Scalable Software Services for Life Science

Standards for Data Exchange and Management

About

We aim to develop and push standards for handling both storage and exchange of the ever-increasing amount of simulation data in life science. This will include XML representations of input/output files formats for simulation data, standardized compressed file formats for simulation data, and high-level APIs.

We currently conduct:

  • Analysis of requirements on data storage and exchange formats in life science
  • Try to formulate file format standards for complex molecular data and job description
  • Develop an open application programming interfaces (APIs) for molecular modelling
  • Setting up automatic procedures for setting-up and analysis of MD simulations
  • Develop a database structure for data storage trajectories

Work in progress

  • Data Storage System
    • Molecular dynamics trajectories constitute one of the most challenging problems in terms of data storage and transmission in bioinformatics. Scalalife project is working towards database infrastructure for bio-molecular simulations. To facilitate the searches on stored trajectories, and the design and storage of analysis data, a second level database is discussed and proposed in the Competence Center.

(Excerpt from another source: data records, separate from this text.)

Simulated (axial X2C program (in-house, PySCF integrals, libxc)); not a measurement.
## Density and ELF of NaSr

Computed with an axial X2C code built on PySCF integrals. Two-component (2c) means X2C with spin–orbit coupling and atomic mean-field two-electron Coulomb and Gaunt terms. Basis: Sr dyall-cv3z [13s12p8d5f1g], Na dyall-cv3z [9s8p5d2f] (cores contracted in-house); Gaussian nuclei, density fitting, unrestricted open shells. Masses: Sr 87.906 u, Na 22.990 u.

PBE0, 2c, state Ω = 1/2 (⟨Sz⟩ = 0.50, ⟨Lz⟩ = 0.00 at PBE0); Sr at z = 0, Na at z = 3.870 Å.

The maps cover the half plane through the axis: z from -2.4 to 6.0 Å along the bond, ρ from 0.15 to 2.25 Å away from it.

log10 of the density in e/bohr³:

  • Standard File Format for Molecular Dynamics
    • The definition of data file formats for Molecular Dynamics trajectories will help us to rationalize simulation results and secondary data analysis. The Competence Center is our channel to connect community, developers and Scalalife project, where you will find the current status of the work, from preliminary discussions to future XML schema specifications.

  • UMM File Format
    • The UMM (Unified Molecular Modeling) file format specifies descriptions of molecular systems and associated simulation procedures.The format uses a simplified XML-like syntax that aims to be human readable. The file is processed by a converter script that generates a standards-compliant XML file that will be used as actual input. The latter is more ʻcomputer-readableʼ and can be easily processed by standard XML libraries.

  • TNG File Format for binary trajectory data

    • The TNG (Trajectory Next Generation) file format is a container-type format that supports stoarge of different types of payload and different levels of compression including temporal one. It is intended to be used as the default standard for storage of molecular simulations data.

  • MDWeb: The Automatic Input Generator
    • The web portal MDWeb provides a friendly environment to setup new systems, run test simulations and perform analysis within a guided interface. MDWeb currently supports ScalaLife Molecular Dynamics applications: Gromacs and AMBER. The platform can also prepare and launch MD using the Amber and NAMD. It provides users with a personal workspace where intermediate data, trajectories and analysis results can be stored. Registration is free but necessary to maintain a permanent workspace. The primary entry is a structure (uploaded or obtained from PDB) for setup or a trajectory for analysis. The input structure or trajectory acts as the root of a tree to those new sets of data are added according to the operations performed. Results of trajectory analysis are presented through alphanumerical values, 2D plots or Jmol based 3D visualizations, as appropriate.